LAS CRUCES, N.M. — The burgeoning field of commercial spaceflight is at a major turning point, industry experts say.
"It's not an exaggeration to say that 2012 has really been an inflection point," former astronaut Michael Lopez-Alegria said Wednesday (Oct. 17) here at the eighth annual International Symposium for Personal and Commercial Spaceflight.
Lopez-Alegria, who serves as president of the Commercial Spaceflight Federation, said there is "a sea change going on" both in terms of achievements within the industry and the perception of this industry to the outside world. He highlighted major milestones from the past year, including the first launch of a private spacecraft to the International Space Station (the SpaceX Dragon mission in May, as well as its follow-up flight this month), and the continued development work on private spacecraft by companies such as Boeing, Sierra Nevada, and Blue Origin.
Likewise, in the realm of suborbital spaceflight — flights that don't make a complete circle around Earth but reach space for a few minutes — a handful of companies such as Virgin Galactic, XCOR, Masten Aerospace and Armadillo Aerospace continue to test their vehicles in preparation for offering space tourist flights in the coming years.
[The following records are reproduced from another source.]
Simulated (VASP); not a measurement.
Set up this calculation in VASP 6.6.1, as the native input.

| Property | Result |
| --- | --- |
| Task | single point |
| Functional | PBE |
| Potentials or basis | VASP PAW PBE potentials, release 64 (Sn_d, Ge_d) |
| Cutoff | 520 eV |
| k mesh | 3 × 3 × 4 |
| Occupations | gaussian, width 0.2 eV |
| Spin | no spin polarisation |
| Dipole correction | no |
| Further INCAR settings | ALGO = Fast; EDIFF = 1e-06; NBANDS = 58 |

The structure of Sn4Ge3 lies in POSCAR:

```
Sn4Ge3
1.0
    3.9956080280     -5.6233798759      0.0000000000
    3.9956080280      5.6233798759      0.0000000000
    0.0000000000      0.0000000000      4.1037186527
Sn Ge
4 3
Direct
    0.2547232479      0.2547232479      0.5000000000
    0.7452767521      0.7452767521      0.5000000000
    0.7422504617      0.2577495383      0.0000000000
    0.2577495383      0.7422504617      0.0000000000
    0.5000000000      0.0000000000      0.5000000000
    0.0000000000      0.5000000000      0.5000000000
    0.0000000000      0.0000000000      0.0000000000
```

"I can't help thinking we're in the midst of something big," Lori Garver, deputy chief of NASA, said of the growing commercial space industry. "These are incredibly exciting times and I am so, so pleased and proud that NASA can play a small role."
NASA has sponsored competitions for commercial vehicles to carry both cargo and crew to the International Space Station, which currently relies on Russian spacecraft for transportation in the wake of the space shuttle's retirement. The SpaceX cargo launch earlier this month was the first of 12 scheduled delivery missions for the firm, and other companies like Orbital Sciences plan to begin cargo flights soon. [Dragon Launches 1st Space Station Cargo Trip (Photos)]
These competitions haven't been instituted without resistance by some in Congress, who question the safety and reliability of commercial spacecraft, and have pushed for less funding for private spaceflight.
"Amid the mistrust and subpoenas, it's hard to remember sometimes how much progress we've made," Garver said.
Many commercial space companies still face an uphill climb, both in developing complex technology and in growing a market beyond NASA for their services.
"This industry loves hard stuff," Roger Krone, president of Network and Space Systems at the Boeing Company, said today (Oct. 18). "We just thrive on challenge. If we wanted to do something easy or simple we wouldn't be in this business. We all want to be part of something that's new and exciting."